Dadi’s Cannes sales built on earlier deals done at Berlin to Showbox in the U.K., Portugal’s Valentim De Carvalho Multimedia, Turkey’s Metis Media and, for pay TV in Latin America, to Leda Films.
Wu hopes to close a North American theatrical deal soon, noting that “Confucius” would soon draw attention there as an out-of-competition selection for the World Greats section of the Montreal Film Festival in late August.
In promoting “Confucius” overseas, Dadi opted not to work with the hundreds of Chinese government-backed Confucius Institutes sprouting up around the world with the goal of promoting Chinese culture.
“We thought about working with them, but the time investment was not certain to produce results,” Wu said.
On the theatrical front, Dadi — which started as a record producer in the 1980s and now runs China’s seventh-largest cinema chain — will spend 1 billion yuan ($147 million) this year to triple the number of
screens it owns in the world’s fastest growing movie market.

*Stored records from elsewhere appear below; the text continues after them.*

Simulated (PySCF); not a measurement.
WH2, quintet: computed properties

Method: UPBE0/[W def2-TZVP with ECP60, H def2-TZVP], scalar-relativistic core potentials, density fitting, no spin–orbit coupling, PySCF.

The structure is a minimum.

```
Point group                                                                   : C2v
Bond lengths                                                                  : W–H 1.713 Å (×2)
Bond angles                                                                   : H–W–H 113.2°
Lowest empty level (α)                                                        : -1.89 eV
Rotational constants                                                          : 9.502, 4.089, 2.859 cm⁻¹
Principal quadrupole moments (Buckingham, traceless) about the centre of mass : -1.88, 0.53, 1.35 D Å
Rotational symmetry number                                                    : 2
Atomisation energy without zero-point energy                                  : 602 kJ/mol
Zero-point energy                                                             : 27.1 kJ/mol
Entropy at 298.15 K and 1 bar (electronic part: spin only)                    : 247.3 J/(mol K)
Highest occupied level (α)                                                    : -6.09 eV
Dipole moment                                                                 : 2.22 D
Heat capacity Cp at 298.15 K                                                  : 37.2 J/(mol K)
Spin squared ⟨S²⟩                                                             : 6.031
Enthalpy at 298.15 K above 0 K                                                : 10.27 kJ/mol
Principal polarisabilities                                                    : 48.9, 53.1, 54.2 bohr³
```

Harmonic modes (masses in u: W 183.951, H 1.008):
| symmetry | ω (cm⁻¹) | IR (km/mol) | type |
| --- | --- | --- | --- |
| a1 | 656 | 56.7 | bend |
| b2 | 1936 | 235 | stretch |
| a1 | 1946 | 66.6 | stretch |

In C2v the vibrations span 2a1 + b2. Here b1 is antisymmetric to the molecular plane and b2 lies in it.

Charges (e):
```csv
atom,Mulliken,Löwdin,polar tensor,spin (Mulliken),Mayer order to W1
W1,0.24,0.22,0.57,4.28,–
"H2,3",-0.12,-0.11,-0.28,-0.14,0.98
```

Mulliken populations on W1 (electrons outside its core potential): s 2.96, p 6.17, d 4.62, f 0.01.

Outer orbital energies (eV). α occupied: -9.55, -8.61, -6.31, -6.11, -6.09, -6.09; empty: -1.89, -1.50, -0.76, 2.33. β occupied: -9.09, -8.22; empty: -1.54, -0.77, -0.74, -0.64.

“Our goal is to help bring back the former audience to China’s cinemas,” said Fang Bin, day-to-day vice general manager of the theater group Dadi Digital, recalling the late 1960’s and early 70’s when radios and TVs were still out of reach to most average people.
“They were for rich people, so movies were the only collective entertainment experience we had in China,” Fang said.
With a focus on second- and third-tier Chinese cities — which in China often have Internet-savvy populations in the millions and yet no modern movie theater — Dadi plans to add 400 screens this year,
pushing the company’s total to more than 600 screens in 124 theaters in 20 provinces by Jan. 1, Fang said.
“It’s important to tap the pent up demand by making it more convenient to go to the movies,” said Fang, a firm believer in keeping ticket prices at about 1% of the average monthly income of any given city and
below the national average.
In Foshan, in China’s Guangdong province, Dadi operates its most profitable cinema, a three-year-old four-screen cinema that grossed 12 million yuan ($1.8 million) in 2009 with tickets averaging 26 yuan each ($3.80) in a city where the average income is 3,000 yuan a month ($439)
“Marx told us we should decide our ticket price according to the market,” Fang said with a smile.
Dadi’s new cinemas — all digital and 3D-capable — will cost the company 1.5 million yuan ($218,978) per screen, Fang said, adding that more than 160 of its theater sites will be in new shopping malls and some will be refurbishments.
In a market where boxoffice grew 43% last year to $909 million and is forecast to jump another 61% this year, Fang plans to expand Dadi’s holdings to 1,500 screens by the end of 2011 and 2,500 a year later.